Development Philosophy

NVDA development is guided by the Product Vision and 16 guiding principles that prioritize accessibility, stability, and user needs.
Key aspects of NVDA’s development approach:
  • User-driven: Features are prioritized based on user needs and community feedback
  • Frequency-based releases: Releases occur on a schedule of roughly 3-4 months rather than targeting specific calendar dates
  • Community contributions: Open source model allows community members to contribute features
  • API stability: Breaking changes are limited to once per year (in .1 releases)

Release Cycle

NVDA follows a predictable release cycle with four major releases per year:

Release Schedule

1

Alpha Phase (~7 weeks)

Active development of new features. The add-on API is unstable during this phase. Add-ons should use the “dev” channel.
2

Beta Phase (~4 weeks)

Feature freeze - focus shifts to testing and refinement. Beta releases occur weekly. Translations and add-on API become relatively stable. Add-ons can use “dev” or “beta” channels.
3

Release Candidate Phase (~3 weeks)

Translation freeze for 2 weeks, followed by release candidate builds. The add-on API is stable. Add-ons can use the “stable” channel.
4

Final Release

Stable release after one week of no reported issues with the release candidate.
The first release each year (20XX.1) may take slightly longer due to API breaking changes being managed during that cycle.

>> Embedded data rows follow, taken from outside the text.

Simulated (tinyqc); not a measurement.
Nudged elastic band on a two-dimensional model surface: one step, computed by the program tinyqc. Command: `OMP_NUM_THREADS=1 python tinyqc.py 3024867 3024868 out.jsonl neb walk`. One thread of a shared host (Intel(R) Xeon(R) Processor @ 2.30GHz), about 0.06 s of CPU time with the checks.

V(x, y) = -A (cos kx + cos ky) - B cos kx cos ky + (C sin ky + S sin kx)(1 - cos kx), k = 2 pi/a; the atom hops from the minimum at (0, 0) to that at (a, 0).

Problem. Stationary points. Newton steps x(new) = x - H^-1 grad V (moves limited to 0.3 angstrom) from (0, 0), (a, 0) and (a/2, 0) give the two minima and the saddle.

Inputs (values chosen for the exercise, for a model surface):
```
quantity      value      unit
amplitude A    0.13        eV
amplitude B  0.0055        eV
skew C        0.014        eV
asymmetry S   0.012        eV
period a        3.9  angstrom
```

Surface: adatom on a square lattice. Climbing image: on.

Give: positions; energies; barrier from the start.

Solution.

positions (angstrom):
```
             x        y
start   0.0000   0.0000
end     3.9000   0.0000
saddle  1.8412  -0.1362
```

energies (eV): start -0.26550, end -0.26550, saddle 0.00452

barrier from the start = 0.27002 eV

How Features Are Prioritized

Feature prioritization is based on several factors:

User Impact

Features that benefit a significant proportion of users or are essential for a subset of users

Alignment with Vision

How well the feature aligns with NVDA’s guiding principles

Technical Feasibility

Available development resources and technical complexity

OS Changes

Critical changes needed to support Windows updates

GitHub Milestones

If priority should be given to an issue for inclusion in a specific release, its milestone is set to the appropriate release milestone (e.g., 2026.2).

View Current Milestones

See what’s planned for upcoming releases on GitHub

What Gets Into Each Release

Regular Releases (20XX.2, 20XX.3, 20XX.4)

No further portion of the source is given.